PPRuNe Forums - View Single Post - Aircraft crash in Tanzania
View Single Post
Old 19th Oct 2005, 05:45
  #12 (permalink)  
cavortingcheetah
Está servira para distraerle.
 
Join Date: Jan 2002
Location: In a perambulator.
Posts: 6
Likes: 0
Received 1 Like on 1 Post
Unhappy

This from today's London Times.

Safari air deaths

Four British tourists, three women and a man, died with a Canadian pilot when their five-seater aircraft crashed in a remote region of Mahale National Park in Tanzania, East Africa. They were on a safari sightseeing flight from Lake Tanganyika and are thought to have been staying at Greystoke Camp.

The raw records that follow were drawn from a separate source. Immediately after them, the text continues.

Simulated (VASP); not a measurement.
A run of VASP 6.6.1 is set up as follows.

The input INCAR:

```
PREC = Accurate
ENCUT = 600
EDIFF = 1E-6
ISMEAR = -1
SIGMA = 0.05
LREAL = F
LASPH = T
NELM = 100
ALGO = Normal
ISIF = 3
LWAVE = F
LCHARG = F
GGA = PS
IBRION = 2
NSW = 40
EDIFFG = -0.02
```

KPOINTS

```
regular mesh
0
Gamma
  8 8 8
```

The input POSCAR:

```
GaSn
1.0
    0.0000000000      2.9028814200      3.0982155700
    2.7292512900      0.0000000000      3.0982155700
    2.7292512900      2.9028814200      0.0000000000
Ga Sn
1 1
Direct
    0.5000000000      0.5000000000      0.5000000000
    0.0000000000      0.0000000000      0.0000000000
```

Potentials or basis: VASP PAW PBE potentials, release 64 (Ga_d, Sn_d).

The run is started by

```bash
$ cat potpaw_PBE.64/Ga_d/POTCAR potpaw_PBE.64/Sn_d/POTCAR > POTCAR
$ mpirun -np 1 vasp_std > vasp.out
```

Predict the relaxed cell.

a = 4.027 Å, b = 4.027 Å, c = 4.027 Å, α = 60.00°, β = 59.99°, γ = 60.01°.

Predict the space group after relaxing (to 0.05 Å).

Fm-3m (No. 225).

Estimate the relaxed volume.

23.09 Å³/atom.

And further from The Telegraph.

Safari plane crash kills four Britons
By Mike Pflanz in Nairobi
(Filed: 19/10/2005)

Four Britons on a safari holiday were killed when their five-seater Cessna plane crashed in a remote area of west Tanzania close to Mahale National Park.



The Foreign Office confirmed yesterday that the three women and one man, on a holiday booked through the tour operator Nomad, died along with their Canadian pilot.

It was understood that the plane had been missing since Sunday afternoon, when it took off from Mahale bound for Katavi National Park.

The bodies were recovered yesterday from the wreckage of the light aircraft after search parties in four planes spent Monday combing the remote mountains between Mahale and Katavi National Parks, near Lake Tanganyika, before the crash site was found. It then took a ground team until early yesterday to reach the site on foot.

The two parks are famed for their families of chimpanzees and forested peaks soaring to 7,500ft above Lake Tanganyika. The areas are so remote there are no paved roads and all visitors and supplies have to be flown in.

Despite covering almost 1,000 square miles, Mahale National Park receives fewer than 100 visitors a year.

It is thought that the Britons had been staying at the Greystoke camp, a luxurious tented complex on the eastern shores of Lake Tanganyika below a tropical forest and the Mahale Mountains.

Nomad said Tanzania Civil Aviation Authority inspectors were on their way to the area.

"Our thoughts and prayers are with the families of those involved. We will release further information as and when it becomes available," said a spokesman for the company.

A Foreign Office spokesman said consular staff were awaiting confirmation of the deaths.

Mark Holdsworth, managing director of Nomad, said the Cessna had taken off from the Mahale airstrip on Sunday afternoon.

"Contact was lost soon after take-off and the aircraft failed to arrive at its destination," he said. "A search was instigated using four aircraft and a crash site was identified."